Min Woo saves best for last in historic double chase - PGA of Australia

Min Woo saves best for last in historic double chase

It was one of those days on the golf course for Min Woo Lee Saturday at The Australian, but the West Australian fought hard and birdied the last to draw level with Rikuya Hoshino as leaders of the ISPS HANDA Australian Open.

Seeking to become the first player since Greg Chalmers in 2011 to win the Australian Open and Fortinet Australian PGA in the same year, Lee looked set to continue on his merry way after a birdie at the long par-4 first. However double-bogey was in his near future, the short par-4 third tripping up the world No.38.

Lee got those two shots back at the fifth and sixth, before his back nine started poorly with a bogey. The crowd favourite fighting his way through the back nine with pars before an up-and-down birdie at the par-5 18th from the sand to reach 13-under.

“It was a bit of a grind. It wasn’t the easiest of rounds like the last five I’ve played. But golf is golf,” Lee said.

Despite the occasional struggle, Lee remained happy and proud of his ability to hang in and share the lead with Hoshino without his best stuff, a trait he believes shows his increasing maturity as a player.

“That was a problem a couple of years ago and last year and this year’s been pretty good where my bad game has been still okay to compete,” he said.

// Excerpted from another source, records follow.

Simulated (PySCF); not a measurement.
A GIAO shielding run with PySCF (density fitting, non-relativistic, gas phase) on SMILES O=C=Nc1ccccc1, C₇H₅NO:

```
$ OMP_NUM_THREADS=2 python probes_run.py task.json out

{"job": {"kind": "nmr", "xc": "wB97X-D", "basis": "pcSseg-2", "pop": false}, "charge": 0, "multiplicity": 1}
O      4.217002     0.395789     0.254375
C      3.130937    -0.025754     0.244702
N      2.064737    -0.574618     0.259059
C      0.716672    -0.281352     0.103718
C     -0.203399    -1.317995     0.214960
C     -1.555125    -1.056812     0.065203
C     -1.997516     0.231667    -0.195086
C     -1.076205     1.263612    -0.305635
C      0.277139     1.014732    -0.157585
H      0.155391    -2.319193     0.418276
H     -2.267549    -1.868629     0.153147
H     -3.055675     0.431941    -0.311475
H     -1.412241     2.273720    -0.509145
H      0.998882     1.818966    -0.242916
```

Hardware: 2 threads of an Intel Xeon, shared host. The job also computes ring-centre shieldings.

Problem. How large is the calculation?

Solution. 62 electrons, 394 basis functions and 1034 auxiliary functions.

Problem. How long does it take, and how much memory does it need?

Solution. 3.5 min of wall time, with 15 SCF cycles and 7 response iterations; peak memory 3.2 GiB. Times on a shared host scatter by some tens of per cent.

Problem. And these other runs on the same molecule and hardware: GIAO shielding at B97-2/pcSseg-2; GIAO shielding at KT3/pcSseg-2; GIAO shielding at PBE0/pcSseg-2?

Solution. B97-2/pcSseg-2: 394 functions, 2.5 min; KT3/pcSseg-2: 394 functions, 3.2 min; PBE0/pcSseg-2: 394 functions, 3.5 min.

“I think that’s what has got me to this level now and the level that I can win.”

The confidence to win without his A game will no doubt assist Min Woo as he seeks to end the year with both his national titles, however, Hoshino and the chasing pack won’t be shrinking violets around the impeccably manicured Australian Golf Club.

Japan’s Hoshino is now very familiar with Lee after playing the final round at Royal Queensland alongside him last week, as well as the first two rounds this week. The DP World Tour member is clearly learning from the experience among the pro-Lee crowds in Brisbane.

“Last week I couldn’t make the birdie on the back nine, but this week I have more birdies on the back nine,” he said Saturday.

One back to the leading pair on 12-under are Alex Fitzpatrick, brother of the major-winning Matthew, and Patrick Rodgers, chasing a first win since 2015 having quietly gone about his work in Sydney on a working holiday.

The American is thoroughly enjoying the atmosphere that has bordered on a Min Woo love fest at times, while happily playing in penultimate group where he can slip under the radar with the chance to break his win drought.

“It’s massive. It’s hard to overstate the importance of the national opens, but specifically the Australian Open, the history, the list of winners, it’s exceptional,” Rodgers said.

“It’s a privilege to be down here playing. It’s, of course, an opportunity for me to get ready for next year, but what an opportunity to just play at an amazing event and it’s showing this weekend.”

Also hoping to take the opportunity to work into contention away from the throngs sure to follow the Lee-Hoshino-Fitzpatrick group will be Lucas Herbert on 11-under and the six players on 9-under that includes two-time winner Matt Jones, Aussie veteran Sam Brazel and Chile’s Joaquin Niemann.

Adam Scott ,a shot further back alongside a mix of locals and internationals comprised of young guns and veterans, has a sentiment that is a common one from the congested chasers.

“I’m going to have to have a few things go my way and I’m going to have to give myself a lot of chances. Really, I just have to play a great round of golf, but it’s possible out here,” Scott said,

Likely needing less than a great round for a second win in a fortnight, Lee unsurprisingly was taking the prospect of creating Australian golf history in his stride.

“If I win, I win and last week was last week,” he said. “I played great then, so hopefully I can finish it off tomorrow.

“I know there’s a lot of history to it, but it’s just another tournament. If it goes well, it goes well.”